Thursday, January 15, 2015

THAS: Scene from 'Eaten Alive' #1

For this post I present not one of my favorite scenes from Hooper's catalog.  To think Eaten Alive goes from one of its most striking, articulate scenes - all that occurs within the Starlight's one motel room holding the dysfunctional family of three, herded peremptorily into it by unforeseen crisis - to the abject "bathroom scene" that lingers on Marilyn Burns as she divests herself of both her garments and her airs.

It becomes clear how, forthwith, with predilection, I've stacked the deck in favor of Hooper as my chosen Great Artist: all circumstantial insider tidbits I may have appear, clear as day to me, as currying favor, in favor, for the film (and its artistic good sense, its maturity) and Hooper's careful choices (always).  This scene, the bathroom scene, I have decided is no less than integral, a miraculous appropriation of meaning in an abject scene of typically no meaning.  I have decided it is integral whether or not it was a scene directed or designed by Hooper, or whether it was a scene instead futzed-over by a de facto director stand-in during one of Hooper's reported walk-outs.

(The only reason I suggest such an idea is for the fact that Hooper is said to have not been on set during the filming of the moment where Neville Brand corners Marilyn Burns before effectively "kidnapping" her - I can only assume the entire set-piece of Judd attacking Fay, and thus her bathroom scene, were filmed in close conjunction, but of course we can never know for sure the convolutions of a film's shooting schedule).

But, if it was filmed by Hooper, it is a rather base scene of rudimentary camera movements (utilizing a single, unbroken take) simply following and panning along with her actions around the tiny washroom - no bout of florid camera or visual design sees light of day in this scene.  If it was filmed by someone else, it still exists as a part of the overall make-up of Eaten Alive, which, regardless, always carries some mark of Hooper's "vision" of things - the creation of a studio-bound, dark Wizard of Oz which he set out to make, scenes always bathed in expressionistic lighting; a film that moves deliberately through a series of intimate scenes - of many scenes alone - with each character in an ensemble of characters, marking out their own personal existences and their own personal dramas.

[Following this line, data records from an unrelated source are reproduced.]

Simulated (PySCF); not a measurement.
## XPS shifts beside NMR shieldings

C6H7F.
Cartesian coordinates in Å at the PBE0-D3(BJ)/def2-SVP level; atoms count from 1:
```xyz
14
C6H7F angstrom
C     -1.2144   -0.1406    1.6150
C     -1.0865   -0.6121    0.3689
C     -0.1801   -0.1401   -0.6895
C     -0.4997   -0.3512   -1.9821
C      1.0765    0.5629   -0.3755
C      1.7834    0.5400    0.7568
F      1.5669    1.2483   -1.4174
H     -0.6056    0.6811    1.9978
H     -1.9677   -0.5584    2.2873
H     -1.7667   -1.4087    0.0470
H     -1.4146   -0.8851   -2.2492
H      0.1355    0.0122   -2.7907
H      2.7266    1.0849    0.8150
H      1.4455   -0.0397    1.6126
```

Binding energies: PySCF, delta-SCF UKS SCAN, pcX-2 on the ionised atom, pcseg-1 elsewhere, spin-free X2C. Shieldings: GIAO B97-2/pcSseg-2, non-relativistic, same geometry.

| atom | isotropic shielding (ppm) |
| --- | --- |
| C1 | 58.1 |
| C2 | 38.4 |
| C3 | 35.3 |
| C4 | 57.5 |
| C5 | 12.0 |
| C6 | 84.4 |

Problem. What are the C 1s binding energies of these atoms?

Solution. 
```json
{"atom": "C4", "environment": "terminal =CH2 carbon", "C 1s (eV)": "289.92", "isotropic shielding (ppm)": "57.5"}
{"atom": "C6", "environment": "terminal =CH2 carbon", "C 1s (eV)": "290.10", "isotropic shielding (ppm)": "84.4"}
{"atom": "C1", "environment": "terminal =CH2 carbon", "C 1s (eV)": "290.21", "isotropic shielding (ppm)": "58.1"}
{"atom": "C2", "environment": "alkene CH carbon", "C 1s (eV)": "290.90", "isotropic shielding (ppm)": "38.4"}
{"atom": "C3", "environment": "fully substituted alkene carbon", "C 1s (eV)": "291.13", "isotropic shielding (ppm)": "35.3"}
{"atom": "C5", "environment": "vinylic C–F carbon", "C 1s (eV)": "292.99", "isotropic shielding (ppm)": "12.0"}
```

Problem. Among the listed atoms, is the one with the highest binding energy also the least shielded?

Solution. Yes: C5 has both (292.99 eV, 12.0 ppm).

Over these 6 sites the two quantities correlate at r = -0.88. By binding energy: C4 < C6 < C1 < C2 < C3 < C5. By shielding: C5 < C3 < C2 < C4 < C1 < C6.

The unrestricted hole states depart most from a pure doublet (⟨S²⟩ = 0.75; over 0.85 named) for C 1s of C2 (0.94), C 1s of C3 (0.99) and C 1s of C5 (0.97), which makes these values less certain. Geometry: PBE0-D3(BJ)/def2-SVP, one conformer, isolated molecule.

I was watching Andre de Toth's 1957 Monkey on My Back, about a self-destructive boxer inclined to addiction - the same de Toth who would, in his late years, be somehow brought in to cameo in Hooper's Spontaneous Combustion as the SHC expert of the film's prologue.  I noticed, in Monkey on My Back, the attention De Toth would give to staging an intimate scene as a series of small movements made by the characters, small shifts of blocking given either their own emphatic frame or emphasized with a camera movement.  It is an old-fashioned way of creating cinematic drama through an almost lingual camera "editorializing," parsing out character motions and dramatic staging through the "building" - almost in a "stacking" sense - of superfluous cinematic frames.  It is an old-fashioned film language that De Toth personally seems to retool, to his auteurist claim-staking, in a way that it enhances the sense of intimacy: the deliberate fabricating of character movements and the attendant re-framings, deliberate and proliferate, in effect stretches out time.  A languorous temporal dimension is thus created from this visual studying of the movements of characters, whilst caught up in the melodramatic exchanges typical of that era.  It was while watching De Toth, cinema persona grata in Spontaneous Combustion, that I realized the importance of all the maxims and philosophies of "slow cinema" - film storytelling that does not prioritize visual design as a narrative relaying device, but as a way to inhabit temporality, a sense of time that buggers the notion of film craft as inherently narrative and all things narratively motivating.

Eaten Alive's "base," "lecherous" bathroom scene - that at once seems like both the leer of grindhouse's laziest impetuses and the unwavering attention to a woman casting off all camouflage and veneer - is a stretching of time that almost seems to reinforce its feminist importance through its lack of cinematic dressing.  Hooper does this again later in Eaten Alive with Libby's undressing scene, he performs this in half-measure with Amy's shower scene in The Funhouse and Diane Freeling's molestation scene (following long, languid bath scene)  in Poltergeist (a suddenly offensive and objectionable display acted upon a character we have been identifying as our hero), he does it with Stretch in Texas Chainsaw Massacre 2, molested in cut-offs she is never made to don off for they are essentially her skin (the way Lefty's uniform is essentially his skin: battle raiment for both), and it is an act he does through the vessel of an entire film in Night Terrors.  Let's face it, Hooper's interest in female characters is an interest in imbuing them with reality and character (in the many senses of the word) in the face of a genre that often finds its purpose in demeaning them.

The bathroom scene, despite its laziness, despite the possibility Hooper was not on set to direct it to his vision, fits into Eaten Alive's MO of finding the exact right moments to spend alone with its characters, isolated in their own personal existences (Judd, of course, more than any).

Fay (Marilyn Burns)'s tiredness and frustration come through in her movements more than anything else.

She throws down her second peeled off stocking with contempt.

She peels off her jacket and folds it, sets it down, pats it, with at least some remaining patience and pride for her dirty, oppressive, wifely ornaments.

She checks the door, making sure of her privacy.

The skirt comes off.

The blouse unbuttons.

And she finally gets in.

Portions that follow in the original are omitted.